Interesting stuff. As might be expected, Hisato Ohzawa's music is derivative, and as the notes to this recording indicate, the sources of inspiration are different for each work. Piano Concerto No. 3, subtitled "Kamikazi," celebrates a fast Japanese commercial plane that flew well before World War II. The music's chief influences are clearly Ravel and Prokofiev. Ravel is the guiding light behind the glittery keyboard runs in the first movement, as well as the jazz-inflected second movement, though the rather saccharine sax solo of this movement also recalls Gerswhin's Concerto in F and Rhapsody in Blue. Prokofiev lends steel and ice to some of the keyboard writing, and the mercurial-motoric last movement seems indebted to the last movement of Prokofiev's Fourth Concerto, whose coda similarly comes out of nowhere to conclude the piece--kind of inconclusively! If Bartok is there behind Ohzawa's conception--as the other astute reviewer on this page surmises--his influence has been smoothed out a bit: Ohzawa's keyboard writing is more fluid, his writing for the orchestra more streamlined than the granitic, often blocky sound Bartok favors.

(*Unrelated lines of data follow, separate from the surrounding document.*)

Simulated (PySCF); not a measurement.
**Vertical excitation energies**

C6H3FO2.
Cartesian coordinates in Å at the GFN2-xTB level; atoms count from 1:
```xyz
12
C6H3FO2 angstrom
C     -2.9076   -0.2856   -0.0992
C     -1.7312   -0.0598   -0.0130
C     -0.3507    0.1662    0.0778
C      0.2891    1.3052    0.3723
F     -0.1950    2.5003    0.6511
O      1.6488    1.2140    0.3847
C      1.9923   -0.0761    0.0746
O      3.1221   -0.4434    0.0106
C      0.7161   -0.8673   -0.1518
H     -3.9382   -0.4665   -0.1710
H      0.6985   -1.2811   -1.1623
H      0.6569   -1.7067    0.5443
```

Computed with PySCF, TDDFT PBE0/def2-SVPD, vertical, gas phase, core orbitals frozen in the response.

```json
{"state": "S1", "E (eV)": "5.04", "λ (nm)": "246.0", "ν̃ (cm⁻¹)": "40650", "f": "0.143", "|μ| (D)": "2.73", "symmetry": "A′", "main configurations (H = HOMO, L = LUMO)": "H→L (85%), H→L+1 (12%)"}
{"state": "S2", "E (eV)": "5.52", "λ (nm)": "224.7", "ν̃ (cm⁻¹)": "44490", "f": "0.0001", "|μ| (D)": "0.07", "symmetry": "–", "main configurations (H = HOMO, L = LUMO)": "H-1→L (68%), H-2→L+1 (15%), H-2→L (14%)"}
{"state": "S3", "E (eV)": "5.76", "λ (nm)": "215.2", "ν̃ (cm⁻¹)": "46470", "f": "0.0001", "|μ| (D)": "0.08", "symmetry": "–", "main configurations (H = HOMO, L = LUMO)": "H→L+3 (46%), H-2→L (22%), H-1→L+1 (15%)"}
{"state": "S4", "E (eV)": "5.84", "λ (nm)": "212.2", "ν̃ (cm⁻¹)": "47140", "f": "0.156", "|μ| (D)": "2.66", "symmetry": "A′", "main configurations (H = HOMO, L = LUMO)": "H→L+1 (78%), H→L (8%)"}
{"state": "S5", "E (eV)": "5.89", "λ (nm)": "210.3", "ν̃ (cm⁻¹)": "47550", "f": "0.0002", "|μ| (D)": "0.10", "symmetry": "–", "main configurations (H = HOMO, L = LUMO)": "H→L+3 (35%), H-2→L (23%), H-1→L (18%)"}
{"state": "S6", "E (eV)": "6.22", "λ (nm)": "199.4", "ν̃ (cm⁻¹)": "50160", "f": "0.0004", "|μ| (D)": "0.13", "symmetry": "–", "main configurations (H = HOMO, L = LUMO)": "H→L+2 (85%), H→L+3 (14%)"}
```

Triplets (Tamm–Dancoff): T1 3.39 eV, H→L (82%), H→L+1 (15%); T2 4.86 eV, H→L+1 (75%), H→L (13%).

Given all these influences, it's very interesting to turn to the symphony, which, though written around the same time and certainly by a fully mature composer, draws from another well. The CD cover postulates Roussel and early Myaskovsky as influences. To this I would add Janacek, especially in the writing for winds and brass--at least, I'd be surprised if Ohzawa didn't know Taras Bulba and the Sinfonietta. Overall, this work, celebrating the 2,600th anniversary of Japan, is more soberly dramatic, more overtly public, as befits the occasion. I'm not sure if there is a program behind it--certainly it is not a clear one if there is--but Ohzawa seems to want to convey the years of internal struggle Japan had known and its hard-won victory as a world power. Ohzawa lightens up only in the third movement, a graceful minuet that, again, seems to owe something to Prokofiev, this time to Prokofiev the witty neoclassicist.
If I seem to be dismissing Ohzawa's art as a mere patchwork of Western musical influences, that's not my object. I'm trying to describe its sound world in the only way I know how. It is certainly not without its individual touches and certainly not without some daring, given that many composers of the thirties, those without ties to the centers of musical modernism as Ohzawa was, wrote throwback pieces you wouldn't want to hear today. No throwbacks, no museum pieces on this disc.
As with any music by unknown composers, it's a bit hard to judge the quality of the performances here, but it appears that Yablonsky and his forces have the measure of this music. Nowhere do I hear a mere run-through or a place where more time to get to know the music seems in order. The playing by both orchestra and pianist are polished, and Yablonsky keeps things moving just as I would hope. Tempos seem well judged to provide maximum effect. I doubt that this music will get, or need, finer performances in future. Sound is fine, too, reflecting the excellent results Naxos engineers are getting in Russia these days. This one is definitely worth a try.